-Re: Queries on next gen MR architecture
Praveen Sripati 2012-01-07, 02:23
Could someone please clarify on the below queries?
On Thu, Jan 5, 2012 at 9:59 PM, Praveen Sripati <[EMAIL PROTECTED]>wrote:
> I had been going through the MRv2 documentation and have the following
> 1) Let's say that an InputSplit is on Node1 and Node2.
> Can the ApplicationMaster ask the ResourceManager for a container either
> on Node1 or Node2 with an OR condition?
> 2) > The Scheduler receives periodic information about the resource usages
> on allocated resources from the NodeManagers. The Scheduler also makes
> available status of completed Containers to the appropriate
> What's the use of NM sending the resource usages to the scheduler?
> Why can't the NM directly talk to the AM about the completed containers?
> Does any information pass from NM to AM?
> 3) >The Map-Reduce ApplicationMaster has the following components:
> > TaskUmbilical – The component responsible for receiving heartbeats and
> status updates form the map and reduce tasks.
> Does the communication happen directly between the container and the AM?If yes, the task completion status could also be sent from the container to
> the AM.
> 4) > The Hadoop Map-Reduce JobClient polls the ASM to obtain information
> about the MR AM and then directly talks to the AM for status, counters etc.
> Once the Job is completed the AM goes down, what happens to the Counters?
> What is the flow of the Counter (Container -> NM -> AM)?

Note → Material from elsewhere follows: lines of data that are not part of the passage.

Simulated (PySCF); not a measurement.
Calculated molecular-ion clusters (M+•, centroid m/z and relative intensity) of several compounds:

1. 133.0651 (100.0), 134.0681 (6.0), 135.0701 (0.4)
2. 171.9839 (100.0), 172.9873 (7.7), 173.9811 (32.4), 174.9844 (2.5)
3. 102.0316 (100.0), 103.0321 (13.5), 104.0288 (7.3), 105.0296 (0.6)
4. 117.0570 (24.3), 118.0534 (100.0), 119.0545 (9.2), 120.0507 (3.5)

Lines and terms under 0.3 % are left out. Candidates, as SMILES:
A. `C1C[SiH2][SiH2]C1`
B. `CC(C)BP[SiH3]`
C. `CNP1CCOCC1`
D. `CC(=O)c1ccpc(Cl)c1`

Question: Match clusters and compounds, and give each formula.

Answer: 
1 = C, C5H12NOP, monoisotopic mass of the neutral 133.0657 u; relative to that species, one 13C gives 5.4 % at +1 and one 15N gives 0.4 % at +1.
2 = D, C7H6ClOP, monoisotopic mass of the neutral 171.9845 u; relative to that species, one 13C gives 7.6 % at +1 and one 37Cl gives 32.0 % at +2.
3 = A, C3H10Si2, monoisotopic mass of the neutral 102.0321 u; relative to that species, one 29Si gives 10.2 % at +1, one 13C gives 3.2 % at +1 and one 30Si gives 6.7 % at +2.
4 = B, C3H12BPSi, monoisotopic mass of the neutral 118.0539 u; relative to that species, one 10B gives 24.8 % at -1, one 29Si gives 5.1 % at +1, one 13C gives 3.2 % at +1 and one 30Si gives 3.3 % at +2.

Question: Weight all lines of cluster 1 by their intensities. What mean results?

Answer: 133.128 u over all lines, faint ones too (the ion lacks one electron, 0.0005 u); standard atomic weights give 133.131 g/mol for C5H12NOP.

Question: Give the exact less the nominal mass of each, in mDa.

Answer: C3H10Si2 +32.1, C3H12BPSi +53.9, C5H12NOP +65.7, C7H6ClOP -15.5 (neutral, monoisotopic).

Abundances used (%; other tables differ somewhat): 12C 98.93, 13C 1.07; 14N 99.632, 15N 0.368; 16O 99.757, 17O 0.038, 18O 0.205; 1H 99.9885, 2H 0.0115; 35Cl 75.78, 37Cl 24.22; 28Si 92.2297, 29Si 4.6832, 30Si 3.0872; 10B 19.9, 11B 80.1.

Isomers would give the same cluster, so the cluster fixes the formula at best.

> 5) If a new YARN application is created. How can the NM trust the request
> from AM?
> 6) > MapReduce NextGen uses wire-compatible protocols to allow different
> versions of servers and clients to communicate with each other.
> What is meant by the `wire-compatible protocols` and how is it
> 7) > The computation framework (ResourceManager and NodeManager) is
> completely generic and is free of MapReduce specificities.
> Is this the reason for adding auxiliary services for shuffling to the NM?